Sunday, September 2, 2018

URL rewrites in gateway within object storage. 
One of the most transparent things a gateway can do is to rewrite urls so that the incoming and outbound addresses are fully logged. This url rewrites in our case could be interpreted as universal address translation to site specific address for an object. The server address in the url changes from gateway to the address of an object storage head service or specifically a virtual data center where the object is guaranteed to be found. Since the gateway service in our case is part of the object storage, we wanted the url rewritten to the site where the object would be found. Since the object storage with a gateway is mostly used for deployments where there are three or more sites, the url is written to the site-specific address where the site is the closest to the origin of the incoming request. 
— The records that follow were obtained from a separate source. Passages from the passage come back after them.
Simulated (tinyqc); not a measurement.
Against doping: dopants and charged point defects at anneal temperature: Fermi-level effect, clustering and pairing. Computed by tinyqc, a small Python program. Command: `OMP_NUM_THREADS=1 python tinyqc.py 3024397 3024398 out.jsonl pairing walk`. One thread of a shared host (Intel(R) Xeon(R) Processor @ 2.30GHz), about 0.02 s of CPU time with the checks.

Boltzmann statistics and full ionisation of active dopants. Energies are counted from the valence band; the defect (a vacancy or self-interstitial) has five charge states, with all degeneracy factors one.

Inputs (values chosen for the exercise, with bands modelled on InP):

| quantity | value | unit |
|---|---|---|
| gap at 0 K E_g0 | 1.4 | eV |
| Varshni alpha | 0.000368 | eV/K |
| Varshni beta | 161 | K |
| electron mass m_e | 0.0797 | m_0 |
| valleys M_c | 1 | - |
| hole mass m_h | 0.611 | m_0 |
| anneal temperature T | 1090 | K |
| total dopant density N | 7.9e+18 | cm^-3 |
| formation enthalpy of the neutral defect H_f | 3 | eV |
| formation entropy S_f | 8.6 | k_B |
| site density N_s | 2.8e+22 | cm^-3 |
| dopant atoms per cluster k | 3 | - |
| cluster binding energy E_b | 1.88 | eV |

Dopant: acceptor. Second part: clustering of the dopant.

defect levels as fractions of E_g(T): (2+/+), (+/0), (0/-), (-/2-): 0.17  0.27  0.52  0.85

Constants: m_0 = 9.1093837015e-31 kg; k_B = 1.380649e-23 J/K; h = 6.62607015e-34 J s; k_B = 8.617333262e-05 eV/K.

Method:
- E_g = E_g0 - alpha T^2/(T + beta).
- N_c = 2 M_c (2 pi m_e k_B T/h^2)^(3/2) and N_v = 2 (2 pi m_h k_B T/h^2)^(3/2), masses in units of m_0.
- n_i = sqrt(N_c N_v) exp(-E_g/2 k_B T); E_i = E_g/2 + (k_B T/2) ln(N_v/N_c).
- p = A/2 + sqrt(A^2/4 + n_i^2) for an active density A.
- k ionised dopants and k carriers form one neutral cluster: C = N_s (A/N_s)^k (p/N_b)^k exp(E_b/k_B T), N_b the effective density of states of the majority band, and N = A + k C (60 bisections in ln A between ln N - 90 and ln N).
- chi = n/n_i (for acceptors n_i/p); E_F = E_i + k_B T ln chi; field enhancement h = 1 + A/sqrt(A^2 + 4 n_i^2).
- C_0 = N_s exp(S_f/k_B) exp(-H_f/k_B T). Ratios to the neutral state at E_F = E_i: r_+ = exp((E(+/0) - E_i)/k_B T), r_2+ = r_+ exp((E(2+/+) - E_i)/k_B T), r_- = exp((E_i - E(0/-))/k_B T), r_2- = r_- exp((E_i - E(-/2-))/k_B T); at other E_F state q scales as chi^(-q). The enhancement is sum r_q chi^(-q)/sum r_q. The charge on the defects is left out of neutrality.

In this kind of url rewrite, we are leveraging the translation to the site. Since the gateway is part of the object storage from the discussions in our previous posts, even the namespace-bucket-object part of the address is also candidate for address translation. In this case, an object located within a bucket and part of a namespace ns1 may now be copied to another namespace, bucket and object which is now made available to the request. This destination object storage may have been setup temporarily for the duration of a peak load. The gateway therefore enables object storage to utilize new and dynamic sites within a replication group that has been created to increase geographical content distribution. 
Finally, the gateway may change the url rewrites dynamically instead of relying on static rules. These rules were previously written in the form of regex in a conf file. However, it can be a method called the classifier that evaluates these configurations at runtime allowing one or more parameters to formatted in the declaration and evaluation of these rules.